Cooperation with the Tribunal

Notion(s) Filing Case
Judgement on Sentencing Appeal - 02.04.2007 BRALO Miroslav

Bralo claimed that his cooperation went beyond mere cooperation with the Prosecution and argued that he actually cooperated “with the wider aims of the International Tribunal itself”. At para. 37, the Appeals Chamber found:

37. […] While the jurisprudence of the International Tribunal has consistently identified cooperation under Rule 101(B)(ii) of the Rules primarily as cooperation with the Prosecution,[1] cooperation is not to be “construed narrowly and singularly”,[2] and Trial Chambers accordingly have the discretion to take other forms of cooperation into account by examining them under different headings: what matters is that Trial Chambers fulfil their obligation under Rule 101(B)(ii) to consider all mitigating circumstances before them.[3]

[1] See Momir Nikolić Judgement on Sentencing Appeal, paras 86 ff; Jokić Judgement on Sentencing Appeal, para. 88; Dragan Nikolić Judgement on Sentencing Appeal, paras 61 ff.

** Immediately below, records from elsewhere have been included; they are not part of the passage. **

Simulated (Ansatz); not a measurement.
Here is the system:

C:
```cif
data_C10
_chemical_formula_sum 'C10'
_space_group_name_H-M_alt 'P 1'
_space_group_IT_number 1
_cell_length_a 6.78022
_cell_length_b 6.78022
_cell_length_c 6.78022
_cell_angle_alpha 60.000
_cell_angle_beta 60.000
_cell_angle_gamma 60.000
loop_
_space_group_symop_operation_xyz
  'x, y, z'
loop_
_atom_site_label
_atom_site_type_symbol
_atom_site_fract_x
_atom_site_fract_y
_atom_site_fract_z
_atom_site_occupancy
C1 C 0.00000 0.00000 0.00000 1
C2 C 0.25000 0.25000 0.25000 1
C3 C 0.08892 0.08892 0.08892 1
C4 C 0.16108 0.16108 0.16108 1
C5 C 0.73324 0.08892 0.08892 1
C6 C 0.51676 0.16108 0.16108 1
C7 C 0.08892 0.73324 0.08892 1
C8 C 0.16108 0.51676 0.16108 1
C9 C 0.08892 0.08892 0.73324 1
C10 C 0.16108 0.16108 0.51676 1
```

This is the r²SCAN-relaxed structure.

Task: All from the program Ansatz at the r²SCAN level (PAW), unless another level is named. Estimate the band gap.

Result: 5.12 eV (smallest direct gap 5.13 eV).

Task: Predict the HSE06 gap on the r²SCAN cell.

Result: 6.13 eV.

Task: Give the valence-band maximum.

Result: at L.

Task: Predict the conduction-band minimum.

[2] Simić Sentencing Judgement, para. 111: “[C]o-operation should not be construed narrowly and singularly. Rather, co-operation with the Prosecution can be found to exist where a defendant, through his or her actions, facilitated the timely presentation of the Prosecution’s case, as was the case when Milan Simić agreed to the use of video-link, thereby waiving his right to be present for his trial, as enshrined in Article 21(4)(d) of the Statute.”

[3] Deronjić Judgement on Sentencing Appeal, para. 149.